You think Barack Obama is in the White House in 2011 if Jack Roosevelt Robinson wasn't in the Brooklyn clubhouse in 1947? Just asking.
Funny thing about the annual celebration of Robinson, and what he meant to the history of the game, to the history of America . . . the people who made it possible usually get short shrift. Not this year.
Jimmy Breslin has written a taut, little book titled "Branch Rickey," about the man who defied the other 15 club owners to sign Robinson. Happy Chandler, who was baseball's commissioner back then, gets credit for ignoring that 15-1 vote by the owners to squelch integrating the game. Leo Durocher, who managed Robinson, is cited for muffling a player mutiny.
Breslin is a New York character who has made a lovely living writing about New York characters. He fancies himself as a Damon Runyon kind of guy. I have read Damon Runyon, and Breslin is no Damon Runyon. But he did win a Pulitzer in 1986, and you've gotta respect that, even if he only spoke to Rickey once, and that was as a smart-aleck kid, sitting in front of the man at a football game.
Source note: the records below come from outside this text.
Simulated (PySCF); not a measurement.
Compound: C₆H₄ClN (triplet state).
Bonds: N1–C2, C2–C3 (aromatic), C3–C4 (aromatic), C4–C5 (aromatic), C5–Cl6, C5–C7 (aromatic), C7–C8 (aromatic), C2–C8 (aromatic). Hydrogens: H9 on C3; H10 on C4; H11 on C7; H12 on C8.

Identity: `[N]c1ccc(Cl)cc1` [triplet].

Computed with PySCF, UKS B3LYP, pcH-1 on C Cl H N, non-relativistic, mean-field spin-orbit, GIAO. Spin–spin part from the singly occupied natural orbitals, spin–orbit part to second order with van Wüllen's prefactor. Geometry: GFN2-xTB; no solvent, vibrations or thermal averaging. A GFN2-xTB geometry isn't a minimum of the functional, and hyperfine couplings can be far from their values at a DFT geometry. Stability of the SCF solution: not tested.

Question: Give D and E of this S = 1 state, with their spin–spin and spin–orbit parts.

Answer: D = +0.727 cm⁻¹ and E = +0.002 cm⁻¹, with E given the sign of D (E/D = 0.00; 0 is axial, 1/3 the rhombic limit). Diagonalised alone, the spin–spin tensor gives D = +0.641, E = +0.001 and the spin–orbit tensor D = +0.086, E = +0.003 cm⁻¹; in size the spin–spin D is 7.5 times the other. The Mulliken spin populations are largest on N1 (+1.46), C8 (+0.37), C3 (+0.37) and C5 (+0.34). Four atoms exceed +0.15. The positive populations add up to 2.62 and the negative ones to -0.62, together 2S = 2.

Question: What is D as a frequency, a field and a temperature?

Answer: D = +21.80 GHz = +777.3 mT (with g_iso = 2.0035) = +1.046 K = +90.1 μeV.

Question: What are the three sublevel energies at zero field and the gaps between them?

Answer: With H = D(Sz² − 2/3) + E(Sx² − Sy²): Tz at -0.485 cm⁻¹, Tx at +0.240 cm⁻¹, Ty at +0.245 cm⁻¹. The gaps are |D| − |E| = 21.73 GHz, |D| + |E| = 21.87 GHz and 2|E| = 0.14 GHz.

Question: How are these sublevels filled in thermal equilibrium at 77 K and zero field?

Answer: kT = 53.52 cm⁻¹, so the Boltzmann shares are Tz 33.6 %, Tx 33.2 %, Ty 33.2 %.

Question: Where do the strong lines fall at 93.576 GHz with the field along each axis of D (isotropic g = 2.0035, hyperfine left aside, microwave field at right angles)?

It's a skinny book, 147 pages, and it would have been skinnier if he hadn't padded it with moth-nibbled anecdotes about a daffy pitcher named Billy Loes, who once claimed he lost a ground ball in the sun.
The book breaks no new ground. It's just a swift, entertaining read, littered with one-liners. ("Baseball was a sport for hillbillies with great eyesight.")
"Branch Rickey was neither a savior nor a samaritan," Breslin writes. "He was a baseball man, and nowhere in his religious training did he take a vow of poverty."